First baseman Justin Morneau doesn’t believe he will be dealt before Wednesday’s deadline for trades without waivers, but he is still unsettled about his future with the Twins.
Scouts from several teams attended some or all of the Twins’ series against Seattle last weekend, including Baltimore and Pittsburgh, two teams looking for offense. Morneau was only 3-for-18 in the four-game series, but he hit a home run and doubled on Saturday.
Between shoulder shrugs and facial expressions Sunday, he repeated how he wants to remain with the club and help it emerge from its losing ways in recent seasons. He also realizes he might be viewed by the club as a way to improve in the near future — as part of the right trade.
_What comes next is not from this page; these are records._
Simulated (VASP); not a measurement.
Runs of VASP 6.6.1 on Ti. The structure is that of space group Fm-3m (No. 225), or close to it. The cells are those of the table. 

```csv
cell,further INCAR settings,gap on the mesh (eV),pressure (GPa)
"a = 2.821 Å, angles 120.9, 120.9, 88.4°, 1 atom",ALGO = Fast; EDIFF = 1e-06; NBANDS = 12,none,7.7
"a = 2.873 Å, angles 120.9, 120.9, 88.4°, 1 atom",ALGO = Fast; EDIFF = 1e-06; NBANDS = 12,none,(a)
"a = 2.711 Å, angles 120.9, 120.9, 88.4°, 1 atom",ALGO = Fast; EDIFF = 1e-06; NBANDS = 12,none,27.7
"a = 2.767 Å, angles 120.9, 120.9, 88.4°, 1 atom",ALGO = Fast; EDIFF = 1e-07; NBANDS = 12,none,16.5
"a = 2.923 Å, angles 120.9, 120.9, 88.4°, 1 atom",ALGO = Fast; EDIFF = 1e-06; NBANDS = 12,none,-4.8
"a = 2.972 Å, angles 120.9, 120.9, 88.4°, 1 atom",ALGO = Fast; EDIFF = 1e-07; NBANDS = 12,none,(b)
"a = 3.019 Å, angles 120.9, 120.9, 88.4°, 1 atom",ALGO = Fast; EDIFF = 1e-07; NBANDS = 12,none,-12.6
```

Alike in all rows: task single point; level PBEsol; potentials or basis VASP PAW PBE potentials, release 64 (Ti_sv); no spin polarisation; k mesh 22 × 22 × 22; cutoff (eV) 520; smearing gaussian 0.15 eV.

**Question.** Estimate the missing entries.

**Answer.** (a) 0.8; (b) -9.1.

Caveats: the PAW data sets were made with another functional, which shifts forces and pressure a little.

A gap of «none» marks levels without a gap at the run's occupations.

“It’s a position I’m not familiar with and it is not the way I envisioned it going this year,” Morneau said. “There’s nothing I can do about it. I’ll be surprised if I get traded, I’ll say that.
“It’s out of my control. So I just have to go out there and play. I haven’t exactly put myself in a very good position. July hasn’t been a very good month but that’s how a season goes. I don’t know, it’s a frustrating situation.”
He could rest easy Monday, a scheduled off day. All was quiet on the trade front with the Twins, although General Manager Terry Ryan was in his office working the phones. Morneau might remain with the Twins on Tuesday, too. The Twins and Major League Baseball are set to unveil the logo for the 2014 All-Star Game to be played at Target Field. The league has requested Morneau, Joe Mauer and Glen Perkins be on hand for the event.
Anything can change with one phone call, however.
Morneau is making $14 million in the final year of a six-year, $80 million deal. He is owed roughly $4.6 million the rest of the season, which could scare off teams such as Baltimore that aren’t interested in adding much salary. But, in order to get a better player in return, all indications are that the club is willing to pay part of the remaining salary.
Ryan was asked on Monday if he has ever done that before.
“I may have to go back in the ’90s when we were strapped to some extent, payroll-wise,” Ryan said. “Each situation would be separate. Sometimes you do that, sometimes you don’t need to do that.”
Baltimore needs a designated hitter and has spoken to the Twins about Morneau. The Orioles have been using 26-year-old rookie Henry Urrutia there and their .630 on base-plus-slugging percentage is next to last in the league. Although Morneau is batting only .264 with eight homers and 53 RBI, he would be viewed as an experienced hitter who could get hot for two months and is a good clubhouse presence.
The Pirates have been getting by with former Twin Garrett Jones and Gaby Sanchez at first base. Jones could move to the outfield if Pittsburgh landed Morneau — the position the Twins moved Jones to because of Morneau.
The Indians, Yankees, Rockies and Rangers are teams in the bottom third of the league in first base production that could be interested in Morneau.
Morneau isn’t the only Twins player attracting interest from clubs before the deadline.
Relievers Brian Duensing and Jared Burton have been asked about. The Red Sox, Braves and Orioles, in particular, have been looking for lefthanded relief help, although the Braves traded for Scott Downs from the Angels on Monday.
Ryan Doumit could attract some interest from clubs because he is a switch-hitting catcher/outfielder with occasional power. If a contender is desperate for a back-end starter, Kevin Correia or Mike Pelfrey could attract teams. Pelfrey in particular has gradually improved in recent outings.
Ryan was asked Monday if he is pushing hard to make a deal.
“Pushing to make a deal?” Ryan said. “Or doing something over the course of the next [day] that makes sense? That would be the more accurate description, if it makes sense.”
Morneau, potentially, would be the biggest chip Ryan could use this week. He has been a four-time All-Star, the 2006 AL MVP and a team leader while with the Twins, and hasn’t been a problem since his early years — before he realized how good a player he could be.
He has reached out to them twice during the season about a contract extension, but was turned down both times. If he’s dealt, he could return next season as a free agent. He’s not ready to consider that scenario yet.
The Twins need to get better, and he knows he might be dealt to achieve that.
“I had always hoped that I would be a Twin for my whole career, but I would say that’s not guaranteed now,” Morneau said. “I would still like that to be the case, but you never know.
I don’t know … I think we have done as much as we can from our side and from our point of view of trying to get something done. If they don’t see a fit any more and the team is going to be better going forward, that is why they get paid to make those decisions.”